The Fund shall defend, indemnify and hold harmless the Custodian
and its directors, officers, employees and agents with respect to
any loss, claim, liability or cost (including reasonable
attorneys' fees) arising or alleged to arise from or relating to
the Fund's duties hereunder or any other action or inaction of
the Fund or its Directors, officers, employees or agents, except
such as may arise from the negligent action, omission, willful
misconduct or breach of this Agreement by the Custodian. The
Custodian may, with respect to questions of 1aw, apply for and
obtain the advice and opinion of counsel, at the expense of the
Fund, and shall be fully protected with respect to anything done
or omitted by it in good faith in conformity with the advice or
opinion of counsel. The provisions under this paragraph shall
survive the termination of this Agreement.
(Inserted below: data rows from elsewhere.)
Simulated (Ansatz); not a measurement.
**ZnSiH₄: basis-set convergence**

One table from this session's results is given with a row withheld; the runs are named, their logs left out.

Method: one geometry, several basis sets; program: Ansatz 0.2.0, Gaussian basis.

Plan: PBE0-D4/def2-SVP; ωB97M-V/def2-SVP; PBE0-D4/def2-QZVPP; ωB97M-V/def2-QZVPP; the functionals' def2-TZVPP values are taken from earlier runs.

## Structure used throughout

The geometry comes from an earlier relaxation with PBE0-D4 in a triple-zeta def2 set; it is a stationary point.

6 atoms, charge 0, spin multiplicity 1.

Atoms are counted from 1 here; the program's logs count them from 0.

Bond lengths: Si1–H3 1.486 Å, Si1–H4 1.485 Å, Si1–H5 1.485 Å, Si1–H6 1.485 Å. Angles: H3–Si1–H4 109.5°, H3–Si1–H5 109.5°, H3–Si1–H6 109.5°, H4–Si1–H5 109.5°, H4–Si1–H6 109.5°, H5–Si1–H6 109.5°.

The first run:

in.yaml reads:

B. Without limiting the generality of the foregoing, the
Custodian, acting in the capacity of Custodian hereunder, shall
be under no obligation to inquire into, and shall not be liable
for:
1.) The validity of the issue of any Securities
purchased by or for the account of the Fund, the
legality of the purchase thereof, or the propriety
of the amount paid therefor;
2.) The legality of the sale of any Securities by or
for the account of the Fund, or the propriety of
the amount for which the same are sold;
3.) The legality of the issue or sale of any shares of
the Fund, or the sufficiency of the amount to be
received therefor;
4.) The legality of the redemption of any shares of the
Fund, or the propriety of the amount to be paid
therefor;
5.) The legality of the declaration or payment of any
dividend by the Fund in respect of shares of the
Fund;
6.) The legality of any borrowing by the Fund on behalf
of the Fund, using Securities as collateral;
C. The Custodian shall not be under any duty or obligation
to take action to effect collection of any amount due to the Fund
from any Dividend and Transfer Agent of the Fund nor to take any
action to effect payment or distribution by any Dividend and
Transfer Agent of the Fund of any amount paid by the Custodian to
any Dividend and Transfer Agent of the Fund in accordance with
this Agreement.
D. Notwithstanding Section D of Article V, the Custodian
shall not be under any duty or obligation to take action to
effect collection of any amount, if the Securities upon which
such amount is payable are in default, or if payment is refused
after due demand or presentation, unless and until (i) it shall
be directed to take such action by a Certificate and (ii) it
shall be assured to its satisfaction (including prepayment
thereof) of reimbursement of its costs and expenses in connection
with any such action.
E. The Fund acknowledges and hereby authorizes the
Custodian to hold Securities through its various agents described
in Appendix B annexed hereto. The Fund hereby represents that
such authorization has been duly approved by the Board Of
Directors of the Fund as required by the Act. The Custodian
acknowledges that although certain Fund Assets are held by its
agents, the Custodian remains primarily liable for the
safekeeping of the Fund Assets.
In addition, the Fund acknowledges that the Custodian may
appoint one or more financial institutions, as agent or agents or
as sub-custodian or sub-custodians, including, but not limited
to, banking institutions located in foreign countries, for the
purpose of holding Securities and moneys at any time owned by the
Fund. The Custodian shall not be relieved of any obligation or
liability under this Agreement in connection with the appointment
or activities of such agents or sub-custodians. Any such agent or
sub-custodian shall be qualified to serve as such for assets of
investment companies registered under the Act. Upon request, the
Custodian shall promptly forward to the Fund any documents it
receives from any agent or sub-custodian appointed hereunder
which may assist trustees of registered investment companies
fulfill their responsibilities under Rule 17f-5 of the Act.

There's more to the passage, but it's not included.